(Reuters) - “Not thrilled” may become a regular state of mind for U.S. President Donald Trump in the months ahead, as the Federal Reserve is likely to press on with interest rate rises to recalibrate policy for an economy boosted by the president’s own tax cuts.
Trump used the phrase “not thrilled” on Monday to describe his reaction to rate hikes under Fed Chair Jerome Powell who Trump selected for the job six months ago. Trump went on to say he wanted more help for the economy from the Fed.
A day later, Dallas Fed President Robert Kaplan, who tends to align his views with those of Powell, released an essay that signaled he views another three or four rate hikes as “the best chance” for delivering continued economic growth, given the strength of the economy.
While not framed as a response to the president, the essay made clear that Kaplan sees Trump’s $1.5 trillion in tax cuts and this year’s budget deal as helping to drive unemployment down and inflation back to the Fed’s 2.0-percent target, a view shared broadly at the Fed.
Without gradual rate interest rate rises, policymakers worry, the economy could overheat, forcing the Fed to raise them aggressively and possibly sending the United States into recession.

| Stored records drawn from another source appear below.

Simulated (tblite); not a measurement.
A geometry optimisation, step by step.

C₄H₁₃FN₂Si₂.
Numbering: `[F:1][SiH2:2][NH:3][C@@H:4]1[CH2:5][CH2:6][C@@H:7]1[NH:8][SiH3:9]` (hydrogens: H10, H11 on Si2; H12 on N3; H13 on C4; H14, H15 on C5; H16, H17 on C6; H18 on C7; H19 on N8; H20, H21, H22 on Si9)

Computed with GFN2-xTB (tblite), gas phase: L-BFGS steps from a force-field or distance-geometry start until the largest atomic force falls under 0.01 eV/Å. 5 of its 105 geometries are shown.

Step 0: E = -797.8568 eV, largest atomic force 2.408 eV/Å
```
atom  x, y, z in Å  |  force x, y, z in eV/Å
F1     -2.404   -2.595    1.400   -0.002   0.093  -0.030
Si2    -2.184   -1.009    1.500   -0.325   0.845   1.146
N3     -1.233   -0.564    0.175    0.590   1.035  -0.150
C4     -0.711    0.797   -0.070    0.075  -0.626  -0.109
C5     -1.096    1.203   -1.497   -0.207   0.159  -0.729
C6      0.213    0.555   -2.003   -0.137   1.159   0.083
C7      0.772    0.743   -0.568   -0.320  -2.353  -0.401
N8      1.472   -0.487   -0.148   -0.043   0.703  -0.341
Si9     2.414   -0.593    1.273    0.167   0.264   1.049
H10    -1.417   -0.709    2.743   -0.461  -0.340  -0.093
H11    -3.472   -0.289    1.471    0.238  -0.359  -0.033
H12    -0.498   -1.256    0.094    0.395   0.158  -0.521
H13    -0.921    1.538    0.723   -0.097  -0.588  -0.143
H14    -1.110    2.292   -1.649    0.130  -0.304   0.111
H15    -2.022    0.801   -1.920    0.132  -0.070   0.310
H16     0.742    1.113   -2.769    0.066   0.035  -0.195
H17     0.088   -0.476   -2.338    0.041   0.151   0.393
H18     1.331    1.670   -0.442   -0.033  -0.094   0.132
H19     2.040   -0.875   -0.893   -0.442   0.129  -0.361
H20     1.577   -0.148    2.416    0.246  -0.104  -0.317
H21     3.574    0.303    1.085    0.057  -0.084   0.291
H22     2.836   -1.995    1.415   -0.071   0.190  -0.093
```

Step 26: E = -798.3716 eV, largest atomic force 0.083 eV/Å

The Fed has raised interest rates twice this year already and is expected to do so again next month with consumer price inflation rising to 2.9 percent in July, its highest level in six years, and unemployment at 3.9 percent, the lowest level in about 20 years.
Most analysts think that Trump’s criticism will have little effect on the Fed’s rate-hike plans, given the U.S. central bank’s legal independence. Traders still expect, as they did before Trump’s comments, that the Fed will lift rates in September and again in December, at which point short-term term borrowing costs should be somewhere between 2.0 percent and 2.25 percent.
But next year the situation gets tricky, said Eaton Vance portfolio manager Eric Stein.
“Forgetting his comments, adding fiscal stimulus this late in the cycle is ... unusual, and probably makes the job more complicated for the Fed,” he said.
Trump’s efforts to use import tariffs to force concessions on trade from China and other countries also creates potential challenges for the Fed, Stein said, because while the tariffs can boost prices, they may also lead to slower economic growth.
But managing such trade-offs is well in the future and so far trade policy tensions have hardly made a dent in the economic outlook.
When Powell speaks Friday at an annual global central bankers meeting in Jackson Hole, Wyoming, Trump’s comments may prompt some uncomfortable questions, “but do not alter the economic backdrop or Fed policy going forward,” economists for RBC Capital Markets wrote Tuesday.
Beyond criticizing the Fed for raising rates, there’s little Trump can do about it. The president does choose members of the policy-setting Fed Board, and in addition to Powell, he has appointed one Fed governor and nominated three others. None appears to be particularly eager to loosen monetary policy.
“I take comfort from Trump’s nominations so far,” said James McCann, senior global economist for Aberdeen Standard Investments.
There are a total of seven governors on the Fed Board, all of whom have a vote on setting interest rates, and Trump still has one remaining vacancy to fill should his current slate of nominees win approval from the Senate.
Trump has no say over the choice of the 12 regional Fed presidents like the Dallas Fed’s Kaplan. Five of them vote on setting policy at each meeting with voting assignments rotated on an annual basis.
Beyond Trump’s fiscal and trade policies, there is plenty that the Fed will need to factor in as it makes rate-hike decisions, including the state of the global economy and financial markets.
Already, tighter U.S monetary policy has contributed to strain in emerging markets like Turkey, and any disruption overseas could potentially feed back into U.S. financial markets and ultimately the country’s growth trajectory.
And a narrow gap between short-term and long-term U.S. Treasury debt yields has the attention of several Fed policymakers as a signal that growth is set to slow, and further rate hikes could trigger a recession.
Most policymakers believe the Fed cannot raise rates much beyond 2.9 percent, a level they see as “neutral” for the economy, without borrowing costs really beginning to drag on growth.
“It’s likely that in either December or March the Fed will pause the rate hikes, not because of Trump’s pressure but because it would be the right thing to do, with the funds rate approaching neutral and still likely no inflation threat,” said Cornerstone Macro economist Roberto Perli. “One might be tempted to think that all the President is doing is positioning himself for taking credit for the eventual inevitable pause.”